In complaince with direction given by uttharakhand high court, Indian ISPs started blocking pornographic sites. In this article I will discect the implementation used to enforce the blockade as well as techniques to circumvent. Finally we will discuss better implementations that address the current pitfalls.

A while back one of my friends recommended the tv series, 24, but I couldn’t find it on any of the streaming services, when enquired she reverted back with a link to 123moviestime.com, which for some reason was blocked in India. I started digging into the implementation of the block.

When I tried to resolve the domain name with dig it gave the following response

$ dig 123moviestime.com  +noall +answer	
; <<>> DiG 9.11.3-1ubuntu1.3-Ubuntu <<>> 123moviestime.com @8.8.8.8 +noall +answer
;; global options: +cmd
123moviestime.com.	10	IN	A	202.83.21.15

A quick whois on the ip revealed that it belonged to the ISP. There was no change in the response even when I forced dig to use google’s dns resolver, confirming that the ISP was using DPI technique on DNS.

To circumvent, I configured my local-dns to the original ip by making an entry in /etc/hosts and requested the website using http and https, while the http request failed https worked. This behaviour proves that the ISP is inspecting http request headers and proxying the request when it matches blocked sites, also confirming that the ISP is not inspecting SNI header to block https traffic.

DNS has been one of the weakest links on the internet suseptible to man in the middle attacks, and looks like the ISPs are exploiting it to enforce the ban. It’s a smart strategy, inspecting DNS traffic is way cheaper and more effictive than analysing other protocols(DNS traffic will atleast be 10x less than other protocols like http or https). But this is gonna change soon, with the advent of DoH and DoT all DNS traffic will be encrypted while verifying the authenticity of the response. Mainstream browsers like firefox and chrome started integrating this feature in their nightly code. On the mobile front Google added support for the same on Android Pie. Cloudflare released a dns daemon that runs on major platforms(Linux/Windows/MacOS), and proxies the dns request via DoH, inturn rendering the embargo ineffective.

The above developments does not mean that ISPs will become incapable of enforcing the ban. Mind that above workaround helps only when the http traffic is encrypted i.e. when using https. ISPs could start DPI on https and lookout for blocked hostnames in SNI to effectively enforce it for the time-being. I mention for the ‘timebeing’ because cloudflare annouced its support for Encrypted SNI, as an extention of TLS/1.3, that will engender sni inspection fruitless.

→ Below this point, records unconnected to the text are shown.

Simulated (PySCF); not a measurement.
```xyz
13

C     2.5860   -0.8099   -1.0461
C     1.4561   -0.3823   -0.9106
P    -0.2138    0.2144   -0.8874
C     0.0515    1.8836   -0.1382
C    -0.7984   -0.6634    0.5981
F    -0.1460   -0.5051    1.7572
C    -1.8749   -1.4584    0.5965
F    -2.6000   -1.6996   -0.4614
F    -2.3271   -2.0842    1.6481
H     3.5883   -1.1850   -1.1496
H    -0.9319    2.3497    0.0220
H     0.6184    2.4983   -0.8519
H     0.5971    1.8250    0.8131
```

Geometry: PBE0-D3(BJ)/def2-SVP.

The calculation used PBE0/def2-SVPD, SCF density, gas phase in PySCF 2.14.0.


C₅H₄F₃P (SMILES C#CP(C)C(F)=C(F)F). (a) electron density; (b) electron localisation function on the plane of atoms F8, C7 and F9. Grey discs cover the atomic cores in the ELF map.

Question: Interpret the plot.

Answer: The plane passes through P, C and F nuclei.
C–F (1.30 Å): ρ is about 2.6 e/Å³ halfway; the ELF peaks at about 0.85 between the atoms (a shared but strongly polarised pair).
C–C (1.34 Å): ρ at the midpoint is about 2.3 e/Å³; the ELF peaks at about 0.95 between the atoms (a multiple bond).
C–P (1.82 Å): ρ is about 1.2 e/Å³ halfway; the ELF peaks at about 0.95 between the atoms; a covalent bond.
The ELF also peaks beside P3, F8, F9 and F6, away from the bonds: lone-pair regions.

As a philosophical foot note, I believe that ban on certain content on the internet can only be implemented by exploiting the existing vulnerabilities, while the academia and the industry works tirelessly to ensure that they are mitigated. DoH,DoT,ESNI have been created to alleviate attacks such as DoS. I also think that ban on content is by definition ineffective on the distributed internet and in some cases backfires, I learned about the documentary India’s daughter only when the government tried to ban it. I will end this philosophical prose on a lighter note with a quote by mega reverand of the church Our Lady of Perpetual Exemption: John OliverInternet is like quicksand, the more aggresively you fight to remove from it, the deeper you sink down into it”.